THE GLOBAL EMPLOYMENT CRISIS WILL GROW

25 05 2012

THE GLOBAL EMPLOYMENT CRISIS WILL GROW

“The global employment level is concerning and no improvement is expected in the near future.” This worrying claim has not been voiced by a soothsayer or a diviner though one might wish it were so. The claim has been advanced by the International Labour Organisation (ILO).

The ILO draws attention to a great danger and a big mistake. According to the ILO, harsh austerity measures are preventing the creation of job positions. Heavy taxes, hard cuts, additional payments, hikes and similar rises in costs support the inclination to make savings on personnel expenditure.

5.64 million people are unemployed in Spain, where 1.7 million households do not have a source of income. The level of unemployment in Spain, which is the weak link in the crisis chain is 25 percent and 50 percent among the young.

We are at a period of slow economic growth around the world. The population of the labour market increases while circumstances deteriorate. Unemployment levels in the USA and other developed countries are very high. As long as unemployment continues to rise, one should not expect global economic recovery. For economic recovery the real sector needs to grow and raise employment.

ILO data point out that there is no formula present that will lower the present level of unemployment while ensure employment for the 80 million people who are to enter the job market within the next two years. What ILO is politely saying is that even if the needlessly insisted upon austerity measures were given up and production and employment supported and as a result everyone who lost their jobs due to the crisis were to get them back, there is nothing anyone can do about the 80 million people to enter the job market.
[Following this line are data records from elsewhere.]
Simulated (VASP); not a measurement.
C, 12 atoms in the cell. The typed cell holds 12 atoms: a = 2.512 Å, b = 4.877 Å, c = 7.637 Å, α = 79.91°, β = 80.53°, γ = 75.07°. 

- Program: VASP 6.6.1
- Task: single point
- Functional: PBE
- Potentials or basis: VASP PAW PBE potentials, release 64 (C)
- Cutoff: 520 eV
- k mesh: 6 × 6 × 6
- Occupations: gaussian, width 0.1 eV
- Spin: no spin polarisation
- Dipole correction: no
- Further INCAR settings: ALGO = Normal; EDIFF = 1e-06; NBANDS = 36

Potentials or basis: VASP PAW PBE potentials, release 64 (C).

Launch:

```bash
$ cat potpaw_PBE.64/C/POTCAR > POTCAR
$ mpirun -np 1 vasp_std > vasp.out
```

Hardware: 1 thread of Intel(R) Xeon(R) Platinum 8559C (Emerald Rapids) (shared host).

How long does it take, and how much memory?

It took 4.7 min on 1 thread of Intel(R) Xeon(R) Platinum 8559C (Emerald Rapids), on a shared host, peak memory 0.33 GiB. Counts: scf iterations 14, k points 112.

ILO’s warning should be heeded especially in the Eurozone. It is not only Greece and Spain which have broken a new record in unemployment. In France unemployment has been rising for the past 11 months. Data from London and other European capitals are hardly uplifting. According to the ILO report, more than 40 percent of those looking for a job in developed economies have been unemployed for over a year. The possibility that youth unemployment will have severe direct and indirect impacts in the short and the medium term is very high. If harsh austerity measures are continued, the recession expected in Europe this year will be deep and long. Of course, the recession under the circumstances seems like it is well known and even willed, but that is a different matter.

The average level of unemployment in the 17 countries which are the members of the Eurozone have reached 10.9 percent. Although optimistic messages have been sent out since the beginning of the crisis, which people pretended was over, this is the highest figure in Europe in the last 13 years. These are not claims advanced by a newspaper or independent institute but by Eurostat. According to Eurostat data there are 17.3 million unemployed people in the Eurozone. The rise in the number of unemployed has continued unabated for 11 months.

Outside the Eurozone, in Britain unemployment is at its highest level in 17 years. There are approximately 2.6 million people unemployed in the UK. This means approximately 8 percent level of unemployment. The crucial point regarding British unemployment is that unemployment among those aged between 16 and 24 has gone past 21 percent. 1.6 million people in Britain receive unemployment benefits. The British economy, which is in recession, may not be able to slow its rate of contraction. As a result the economic crisis in the UK will deepen. President of the Bank Of Britain Mervyn King has said at the beginning of 2012 that “living standards in Britain had fallen at a level and rate unseen since the 1920s” and more recently that “Britain is perhaps facing the most serious financial crisis in its history”. At the same time, King said “even if it is not the greatest, this crisis is the most severe we are facing since the 1930s”, underlining the importance of the warning.

In the coming months, the entire world will suffer the consequences of the mistreatment of the illness in Europe. As European countries tried to overcome their debt crisis with cuts and to close their budget deficits, they have stimulated the unemployment crisis. According to ILO data, since the beginning of the financial crisis in 2008, 50 million people around the world have lost their jobs. Poverty has risen in two thirds of countries around the world. Of the 106 countries assessed, 57 experienced increased social unrest. That the European Union should experience recession could harshly impact on these 57 countries. The ILO expects global recovery to pick up from 2016 onwards. However this expectation can only be considered realistic if new problems are not added to those already existing and the present issues are dealt with correctly.

On the other hand there is no way to ignore the fact that with each phase of globalisation in world history, resources have become scarcer, leading to a crisis of the economy and of trade. This results in political and military confrontation. Blocked economies and crises ridden societies see a solution in war.

War stimulates the real sector. The revitalised real sector increases employment and leads to higher standards of living. Social and individual crisis decrease at wartime with the dynamism of wartime circumstances.

No one can suggest this solution. But world history shows that a heavy economic crisis and a social crisis seek a solution in war.